Issue

How to make a sensor smarter

02/01/2001

Part Two of Two - Operation:

Robert H. McCafferty, RHM Consulting, Sandy Hook, Connecticut

overview
The first part of this article, "Part One, Technology: How to make a sensor smarter," (October 2000) described some techniques for extracting more information about a wafer fab process by taking a fresh look at the behavior and interaction of metrology data over time. This second part here discusses some ways to use those tools to improve processes and productivity.

Figure 1. The pressure in an etch chamber shows marginal control.Click here to enlarge image

The motivation for a semiconductor manufacturer to use the data processing methods described in the first part of this article are product quality and problem avoidance
esolution. The quality motivation tends to drive first principles comprehension, process characterization, pattern recognition (for process control), and parallel coordinate investment. In essence, all of this will be directed toward deriving an optimized process that is controlled (typically in real time) to produce the desired ends. This can be accomplished if necessary by governing reaction kinetics through manipulation of parameter trajectories, although this is rare compared to endpoint detection and analogous techniques. By whatever means, the underlying objective is to deliver a higher percentage of good, invariantly processed wafers at the output of any process.

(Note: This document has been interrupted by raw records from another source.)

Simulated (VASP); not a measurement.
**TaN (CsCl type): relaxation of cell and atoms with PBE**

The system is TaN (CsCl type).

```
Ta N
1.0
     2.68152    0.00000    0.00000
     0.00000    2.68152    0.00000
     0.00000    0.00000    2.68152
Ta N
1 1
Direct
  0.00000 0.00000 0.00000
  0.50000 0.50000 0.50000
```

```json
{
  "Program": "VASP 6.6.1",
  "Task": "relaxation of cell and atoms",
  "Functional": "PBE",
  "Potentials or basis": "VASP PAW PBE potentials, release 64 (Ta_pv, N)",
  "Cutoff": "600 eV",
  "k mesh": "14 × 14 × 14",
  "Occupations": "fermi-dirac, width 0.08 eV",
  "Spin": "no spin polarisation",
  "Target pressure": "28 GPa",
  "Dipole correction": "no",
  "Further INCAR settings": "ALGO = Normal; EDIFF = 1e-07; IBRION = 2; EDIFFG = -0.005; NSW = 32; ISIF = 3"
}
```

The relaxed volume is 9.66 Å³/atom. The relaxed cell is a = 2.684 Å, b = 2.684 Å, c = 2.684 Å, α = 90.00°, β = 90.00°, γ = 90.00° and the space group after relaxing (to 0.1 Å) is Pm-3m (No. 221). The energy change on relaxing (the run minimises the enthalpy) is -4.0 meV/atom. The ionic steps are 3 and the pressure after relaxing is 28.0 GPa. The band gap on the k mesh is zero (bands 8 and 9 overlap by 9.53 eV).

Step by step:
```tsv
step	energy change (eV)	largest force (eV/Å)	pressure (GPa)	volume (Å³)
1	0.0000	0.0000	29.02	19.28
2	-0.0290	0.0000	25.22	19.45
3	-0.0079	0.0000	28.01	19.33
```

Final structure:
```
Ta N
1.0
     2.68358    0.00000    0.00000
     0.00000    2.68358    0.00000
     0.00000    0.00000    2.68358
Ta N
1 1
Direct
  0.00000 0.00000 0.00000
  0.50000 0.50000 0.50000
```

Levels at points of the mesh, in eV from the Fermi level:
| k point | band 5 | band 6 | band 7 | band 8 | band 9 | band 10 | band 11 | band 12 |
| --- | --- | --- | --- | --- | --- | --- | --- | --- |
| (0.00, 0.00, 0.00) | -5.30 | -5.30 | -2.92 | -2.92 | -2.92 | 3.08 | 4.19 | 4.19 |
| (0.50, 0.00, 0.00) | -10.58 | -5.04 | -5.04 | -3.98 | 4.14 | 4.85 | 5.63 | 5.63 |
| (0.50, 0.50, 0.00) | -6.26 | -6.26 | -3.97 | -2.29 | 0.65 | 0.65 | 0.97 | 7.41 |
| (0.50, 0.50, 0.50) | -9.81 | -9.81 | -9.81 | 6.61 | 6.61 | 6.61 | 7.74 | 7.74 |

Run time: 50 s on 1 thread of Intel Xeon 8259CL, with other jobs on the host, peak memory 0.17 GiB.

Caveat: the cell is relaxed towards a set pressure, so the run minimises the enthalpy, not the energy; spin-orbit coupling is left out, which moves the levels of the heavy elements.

Figure 2. Template-driven detection of hardware failure.Click here to enlarge image

Similarly, the problem avoidance and resolution task stimulates use of univariate numerical analysis (for incipient problem detection) and pattern recognition engaged to detect nonconforming parameter behavior and to find known fault signatures. Backing this are more global, multivariate methods of chemometric and parallel coordinate analysis to detect unusual conditions and identify the origin of process level faults, respectively. In both lines of application, however, one is engaging the output of instrumentation to develop and exploit information at a process level rather than generating more or better numbers to archive as process data.

Incipient control problem detection
It should be obvious that the bulk etch pressure trace pictured in Fig. 1 is not a desirable situation. This is particularly true because the reactor that produced it continued to run without being interrupted by its on-board controller, since the feedback control loop involved successfully stabilized the chamber pressure within guardbands.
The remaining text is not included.